There are some jumping questions that seem too obvious to ask your trainer — so we've asked them for you...
International showjumper Paul Crago gives the solutions to your questions — from tackling straightness to the value of polework and preventing rushing.
1. How can I avoid knockdowns?
Q: Although my horse jumps cleanly with his front feet, he often dangles a back leg and we usually pick up at least eight faults when we compete, which is frustrating. He’s keen and I’ve had his teeth, tack and back checked recently. Are there any exercises I can use to improve his technique? He’s a 10-year-old warmblood and we’re jumping 2ft 9in at unaffiliated shows.
A: You have done the right thing to have your horse’s teeth and back checked and as long as he is sound, you can help improve his technique behind. When you jump him, make sure that your position over the fence is correct. If you get left behind and are hanging onto his mouth over the fence, this won’t allow him to use his back end so he will have fences down behind. You can improve your position and your horse’s technique by working on gymnastic exercises and grids — I would suggest you find a trainer to help you with this. Practise keeping your hands soft over the fence and following his movement. You can also school over an ascending oxer with a back rail that’s higher than the front rail as this will encourage him to bascule and use his back end over the fence more.
2. Do you have any tips for straightness?
Q: My 10-year-old cob always jumps from left to right, however straight I try to keep him. Is there anything I can do to rectify this?
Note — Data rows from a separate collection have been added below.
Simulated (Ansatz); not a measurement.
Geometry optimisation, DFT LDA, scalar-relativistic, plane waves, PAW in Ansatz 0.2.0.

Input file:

A: In a lot of cases when a horse jumps from left to right, or vice versa, there is an underlying physical problem. Your horse may be hurting somewhere and is jumping to the right away from the pain. The first step is to get him checked out by a good vet. His back, hocks and stifles should all be looked at. If he is sound, you need to check the way you are riding him. Some horses will jump to the left or right to give themselves more room if a rider is inclined to bring them too deep into a fence. Try to ride him in a nice rhythm and on a level stride. At home, you can try putting a pole on the right side of the fence, about 2-3ft inside the wing or using “V” poles, to help keep him straight. Keep your fences small and easy to give him confidence so he stays relaxed when you jump him. If your horse is frightened or tight when he jumps this may exaggerate the problem.
3. What is a related distance?
Q: What are related distances and how do I work them out? I’ve just started jumping bigger classes and realise I can’t just “leave it to my horse” anymore, like I used to…
A: A related distance is a set number of horse strides between two fences on a course. To measure the distance yourself, stand with your back against the back pole of the first fence and walk two steps forward, to allow for where your horse will land. Then walk four more steps for each of your horse’s strides. After this, allow two more steps to the next fence, which is for your horse’s take-off. A three-stride distance, therefore, should be 2+4+4+4+2 or 16 steps. If you walked your three lots of four and there are less than two steps to the fence, then the distance will be short as there is less room for your horse to take off. If there are more than two steps then the distance will be a bit long. You can practise keeping your stride pattern even by walking distances at home, which you have measured yourself.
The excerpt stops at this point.